With enormous fanfare, Mexico inaugurated its new president on Saturday.
Outgoing President Felipe Calderon of the National Action Party will pass the keys of the executive to Enrique Peña Nieto of the Revolutionary Institutional Party (RIP), who will begin a six-year term.
President Peña Nieto won the election on July 3 without the mandate of a majority of Mexicans and without a congressional majority. Allegations of fraud surrounded his election.
The promises of the presidential campaign and the five-month transition period must now be reflected in executive leadership. Peña Nieto promised to deliver a more prosperous and secure Mexico and has also made a commitment to make his country a strong partner with the U.S.
Peña Nieto has the benefit of not being President Calderon, whose reputation suffered as a result of his controversial decision to confront Mexico’s transnational criminal organizations head on with military force, which Mexican critics labeled Calderon’s “war of choice.” Sadly, after more than 60,000 drug-related homicides, Calderon’s legacy will be Mexico’s continuing public security crisis.
Many will overlook Calderon’s policies and reforms that helped restore Mexico’s economic growth—to the point that it has begun to outperform Brazil—and the underlying commitment to reforms in law enforcement and the judiciary and other acts of institutional strengthening.
Can the new president avoid the pitfall of yielding control of policy to old-fashioned political chieftains (the dinosaurs) of RIP and entrenched labor interests such as teachers and oil workers?
Will his promise to make serious inroads in fighting corruption produce results rather than rhetoric?
Peña Nieto hopes he was able to set the right tone for future U.S.–Mexico relations when he met with President Obama in Washington on November 27. The new president of Mexico also hopes that Obama II can shape a bipartisan policy toward Mexico, whose achievements have included the North American Free Trade Agreement and improving border management and counter-drug cooperation (the Merida Initiative).

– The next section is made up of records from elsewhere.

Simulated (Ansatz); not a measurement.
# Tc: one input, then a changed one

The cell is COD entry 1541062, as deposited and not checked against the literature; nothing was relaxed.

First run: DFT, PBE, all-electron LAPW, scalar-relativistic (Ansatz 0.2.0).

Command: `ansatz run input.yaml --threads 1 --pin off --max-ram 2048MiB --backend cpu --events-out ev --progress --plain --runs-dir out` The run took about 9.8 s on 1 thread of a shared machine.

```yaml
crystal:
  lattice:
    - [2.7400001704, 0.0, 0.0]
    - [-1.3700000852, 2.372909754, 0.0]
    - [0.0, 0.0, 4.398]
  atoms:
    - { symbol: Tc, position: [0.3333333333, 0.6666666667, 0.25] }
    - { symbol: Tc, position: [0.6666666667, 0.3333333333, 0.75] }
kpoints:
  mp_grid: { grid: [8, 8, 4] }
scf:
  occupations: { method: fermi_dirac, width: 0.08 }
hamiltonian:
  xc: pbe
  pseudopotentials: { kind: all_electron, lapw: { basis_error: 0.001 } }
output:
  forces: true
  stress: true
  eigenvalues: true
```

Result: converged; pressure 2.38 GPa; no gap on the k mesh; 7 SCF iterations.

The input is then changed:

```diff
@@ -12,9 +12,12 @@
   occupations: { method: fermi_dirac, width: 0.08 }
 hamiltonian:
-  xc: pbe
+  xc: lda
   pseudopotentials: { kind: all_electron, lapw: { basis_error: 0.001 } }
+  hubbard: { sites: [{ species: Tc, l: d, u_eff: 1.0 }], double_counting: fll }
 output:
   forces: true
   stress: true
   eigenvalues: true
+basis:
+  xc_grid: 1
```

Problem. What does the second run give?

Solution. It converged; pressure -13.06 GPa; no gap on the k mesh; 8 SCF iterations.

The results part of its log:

Both the U.S. and Mexico will remain wary of indelible red lines such as national sovereignty, border security, illegal immigration, and the rule of law. Other negative aspects that trouble U.S.–Mexico relations include the politics of nationalism and protectionism, as well as persistent drug consumption in the U.S. and rampant corruption in Mexico.
Today is a day to celebrate the orderly democratic transition from Calderon to Peña Nieto and the start of what is hoped to be a productive and prosperous presidency. The work, however, has just begun.